Earlier this week, a series of leaked photos revealed the front end, as well as the dashboard of the upcoming W214 Mercedes-Benz E-Class, which should debut in 2023 and come to the US as a 2024 model. And, within the same year, we should get to see a range-topping 2024 Mercedes-AMG E63 version.
In a bit of a departure from the outgoing W213 E-Class, which has been on sale since 2016, the upcoming W214 model will skip the simple-shape, single-body headlight design. Instead, its front light clusters look closer to the dual-unit design of previous E-Class generations.

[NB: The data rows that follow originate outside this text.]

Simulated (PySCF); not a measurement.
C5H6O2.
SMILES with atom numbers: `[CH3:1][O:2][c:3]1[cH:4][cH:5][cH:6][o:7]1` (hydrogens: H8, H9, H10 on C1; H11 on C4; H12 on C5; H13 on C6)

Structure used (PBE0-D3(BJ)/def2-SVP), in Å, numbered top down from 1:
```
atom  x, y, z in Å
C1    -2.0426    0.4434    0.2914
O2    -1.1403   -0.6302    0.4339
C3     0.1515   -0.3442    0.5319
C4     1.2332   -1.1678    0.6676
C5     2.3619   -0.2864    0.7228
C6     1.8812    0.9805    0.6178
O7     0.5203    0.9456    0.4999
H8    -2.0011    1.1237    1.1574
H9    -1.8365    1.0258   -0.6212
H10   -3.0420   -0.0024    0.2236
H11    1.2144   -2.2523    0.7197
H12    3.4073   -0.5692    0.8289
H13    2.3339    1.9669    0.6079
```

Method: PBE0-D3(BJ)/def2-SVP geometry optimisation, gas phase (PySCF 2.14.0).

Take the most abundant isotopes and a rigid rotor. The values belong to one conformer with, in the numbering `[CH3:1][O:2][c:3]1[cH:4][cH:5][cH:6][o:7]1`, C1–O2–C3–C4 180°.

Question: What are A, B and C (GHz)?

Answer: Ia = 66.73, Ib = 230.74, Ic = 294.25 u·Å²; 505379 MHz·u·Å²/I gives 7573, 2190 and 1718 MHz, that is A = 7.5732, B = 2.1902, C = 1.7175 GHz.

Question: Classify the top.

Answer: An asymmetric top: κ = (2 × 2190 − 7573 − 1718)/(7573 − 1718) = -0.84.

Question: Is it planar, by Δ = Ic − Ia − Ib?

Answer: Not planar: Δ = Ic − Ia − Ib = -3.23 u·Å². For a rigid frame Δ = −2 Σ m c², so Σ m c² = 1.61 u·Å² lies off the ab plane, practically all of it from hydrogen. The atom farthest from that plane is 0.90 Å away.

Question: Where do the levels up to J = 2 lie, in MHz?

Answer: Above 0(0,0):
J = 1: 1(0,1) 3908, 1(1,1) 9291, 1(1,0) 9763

And, together with the front grille resembling that of the larger S-Class, the new headlights form a wing shape we’ve seen on other recent models of the German brand. Speaking of similarities, the carmaker seems to have brought the look of the E-Class closer to that of its EV-only EQE range mate.
This is a dramatic shift for Mercedes, which uses separate platforms for its (hybridized) combustion models and its EVs, unlike BMW, which offers the same cars with different propulsion methods (i4/4 Series, i7/7 Series).
And while the 2024 Mercedes-AMG E63 will obviously get a more dramatic grille and bumper, the said changes have now been integrated into an independent rendering portraying the super-sedan.
In fact, digital artist Nicolas Cavero, aka Futurecars now, has also rendered the posterior of the Affalterbach machine, even though this is more of an educated guess—there are no leaked pics or even uncamouflaged vehicle spyshots to reveal the final taillight shape.
An F1-style hybridized turbo-four for the 2024 E63?
For some three decades now, the E-Class top dog has been a V8 affair. Interestingly, despite AMG being seen as the Mercedes-Benz performance arm since the 1970s, way before the latter took control of the tuner, the beginnings of the eight-cylinder E-Class performance also saw Porsche building the vehicle for Merc. That was the 1991 Mercedes 500E, based on the iconic W124 E-Class.
Fast-forwarding to the retiring W213 E-Class, the emission reduction pressure meant that while the Mercedes-AMG range was expanded (there was the E43, which got replaced by the still-present E53), the E63 remained the only model with a V8. And, for the 2024 Mercedes-AMG E63, the number of cylinders may be cut in half.
Now, one would imagine that with six-cylinder models like the said E53 (3.0L straight-six with 48V mild-hybrid and an electric compressor for low-end boost), the future W214 E63 should also get such a setup.
However, most reports about the 202 E63 don’t mention this middle ground. Instead, things could go in two extremely different directions for the mid-size performance Merc.
Optimists see the next E63 joining the part of the Mercedes-AMG range that will maintain the twin-turbo V8 firepower, be it hybridized or not. Examples include the G63, as well as future models like the 2023 Mercedes-AMG S63 and the second-generation Mercedes-AMG GT.
Then there are the pessimists—or at least we hope for the label to apply—who believe the E63 will inherit the powertrain of the recently-introduced Mercedes-AMG C63 S E Performance. Sure, this delivers a solid 670 horsepower and 752 lb-ft of torque and packs a cool F1-inspired hybrid system. But it only features a turbo-four, while the hybridization has made the vehicle gain a whopping 700 lbs.
One thing is clear, though: the battle against the 2024 BMW M5 (G90), with its plug-in hybrid V8, will be uber-fierce.
The said leaked photos, which you can find in the gallery below, have almost fully revealed the dashboard of the 2024 E-Class. Unlike the portrait-like infotainment system of the S-Class big brother, there’s a square-ish central display, which is joined by a rectangular instrument screen.
For the E63, you can expect sportier seats, AMG graphics for the digital instrument cluster, and the MBUX infotainment, as well as AMG-specific driving modes.
It’s also worth noting that, back in September, the S214 2024 E-Class Wagon (E-Class Estate in Europe and E-Class T-Modell in Germany) made its spyshot debut. And if the current car provides any clues, the regular E-Class wagon won’t make it Stateside, but special versions like the E63 might.